Eight police officers, 14 gunmen killed in Macedonia clashes

Violence in ethnic Albanian area adds dangerous twist to months-long political crisis

Eight police officers and 14 members of an armed group were killed in a day-long gunbattle in an ethnic Albanian suburb in northern Macedonia, the government said Sunday, violence that added a dangerous twist to months of political crisis.

The events will deepen concern in the West over stability in the impoverished Balkan country, where the government is on the ropes over allegations by the main opposition, the Social Democrats led by Zoran Zaev, of illegal wire-tapping and widespread abuse of office.

NATO, which dragged Macedonia from the brink of civil war in 2001, called for a "transparent investigation" of what went on when heavily armed police entered a mainly Albanian neighborhood in the northern town of Kumanovo before dawn on Saturday.

Sporadic gunfire on Sunday — more than 24 hours after the police operation began — had subsided by early afternoon, and flat-bed trucks towed away several lightly-damaged armored vehicles.

The suburb in Kumanovo, 25 miles north of the capital, Skopje, in a region that saw heavy fighting during an ethnic Albanian insurgency in 2001, remained locked down by special police units.

Interior Ministry spokesman Ivo Kotevski told a news conference 37 police officers were also wounded. He said no civilians were reported killed.

The government declared two days of national mourning and President Gjorge Ivanov summoned a meeting of the national security council, inviting leaders of the opposition and the main ethnic Albanian parties in a gesture of unity.

Protesters demanding the resignation of conservative Prime Minister Nikola Gruevski clashed with police last week and the opposition is threatening to rally thousands on May 17.

Observers fear political leaders on either side may try to stoke ethnic tensions as leverage.

Albanians in Kumanovo were deeply skeptical of the official version of Saturday's events.

"This is pure manipulation," said 40-year-old unemployed man Elham Murad, who fled his home in the Kumanovo suburb after fighting broke out. He said he had seen nothing unusual in the days leading up to the police operation, except for a drone aircraft flying above the town the day before.

"This is a stunt by Gruevski to cover up Zaev's revelations," he said. Asked if he would attend the May 17 protest, Murad replied: "I'll go, dead or alive."

Police said on Saturday they had acted on information about gunmen planning "terrorist acts" having "infiltrated" the country from a neighboring state, without saying which. Explosions and heavy automatic gunfire rang out and black smoke rose above the town. Some residents left, carrying their belongings in bags.

Macedonia has previously identified armed men in the country as coming from neighboring Kosovo, which is majority-Albanian and broke from Serbia in war in 1999.

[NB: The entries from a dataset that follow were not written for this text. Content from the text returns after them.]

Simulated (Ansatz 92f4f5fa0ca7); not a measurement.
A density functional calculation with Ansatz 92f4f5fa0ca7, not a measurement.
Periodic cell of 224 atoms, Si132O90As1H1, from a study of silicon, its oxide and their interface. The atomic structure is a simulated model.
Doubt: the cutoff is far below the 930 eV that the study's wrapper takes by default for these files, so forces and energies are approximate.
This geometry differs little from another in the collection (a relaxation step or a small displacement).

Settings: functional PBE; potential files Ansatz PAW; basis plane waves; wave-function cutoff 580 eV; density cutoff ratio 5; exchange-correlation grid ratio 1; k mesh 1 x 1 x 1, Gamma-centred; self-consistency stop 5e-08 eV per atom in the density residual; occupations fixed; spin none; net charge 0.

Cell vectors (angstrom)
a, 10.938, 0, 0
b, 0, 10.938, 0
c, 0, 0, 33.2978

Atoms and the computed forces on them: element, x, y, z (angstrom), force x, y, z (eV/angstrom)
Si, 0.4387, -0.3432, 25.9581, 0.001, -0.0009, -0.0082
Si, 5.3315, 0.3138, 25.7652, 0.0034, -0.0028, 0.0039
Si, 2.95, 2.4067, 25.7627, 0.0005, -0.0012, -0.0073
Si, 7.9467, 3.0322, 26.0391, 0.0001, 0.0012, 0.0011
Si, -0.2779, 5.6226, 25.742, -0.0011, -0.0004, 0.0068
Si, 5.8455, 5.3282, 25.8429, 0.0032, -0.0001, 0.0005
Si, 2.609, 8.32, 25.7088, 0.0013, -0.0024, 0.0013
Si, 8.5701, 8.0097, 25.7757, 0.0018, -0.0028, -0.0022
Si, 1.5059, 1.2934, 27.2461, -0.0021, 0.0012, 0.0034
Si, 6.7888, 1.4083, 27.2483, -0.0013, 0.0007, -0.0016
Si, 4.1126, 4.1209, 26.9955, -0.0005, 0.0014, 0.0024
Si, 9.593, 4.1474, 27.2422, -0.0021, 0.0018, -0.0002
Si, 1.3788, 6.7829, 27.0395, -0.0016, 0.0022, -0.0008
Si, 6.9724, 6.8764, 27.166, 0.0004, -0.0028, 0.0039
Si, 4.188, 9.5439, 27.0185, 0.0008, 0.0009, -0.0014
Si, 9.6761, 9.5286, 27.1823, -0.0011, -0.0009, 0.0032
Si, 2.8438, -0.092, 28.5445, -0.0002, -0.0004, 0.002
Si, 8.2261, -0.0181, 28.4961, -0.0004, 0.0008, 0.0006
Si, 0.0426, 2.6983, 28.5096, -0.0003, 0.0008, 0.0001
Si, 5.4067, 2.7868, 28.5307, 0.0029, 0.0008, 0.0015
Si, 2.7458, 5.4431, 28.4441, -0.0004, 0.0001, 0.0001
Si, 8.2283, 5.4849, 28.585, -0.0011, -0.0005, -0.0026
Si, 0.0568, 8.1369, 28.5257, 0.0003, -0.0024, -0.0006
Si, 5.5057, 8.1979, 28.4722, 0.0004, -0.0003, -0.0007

An estimated 30 percent of Macedonia's 2 million people are ethnic Albanians. Guerrillas took up arms in 2001, clashing with security forces before the West brokered a peace deal offering the Albanian minority greater rights and representation and the insurgents entered government.

But implementation has been slow and tensions sometimes flare. Many citizens, regardless of ethnicity, are frustrated at the slow pace of development and integration with the West. Macedonia's bid to join the European Union and NATO is blocked by a long-running dispute with Greece over the country's name.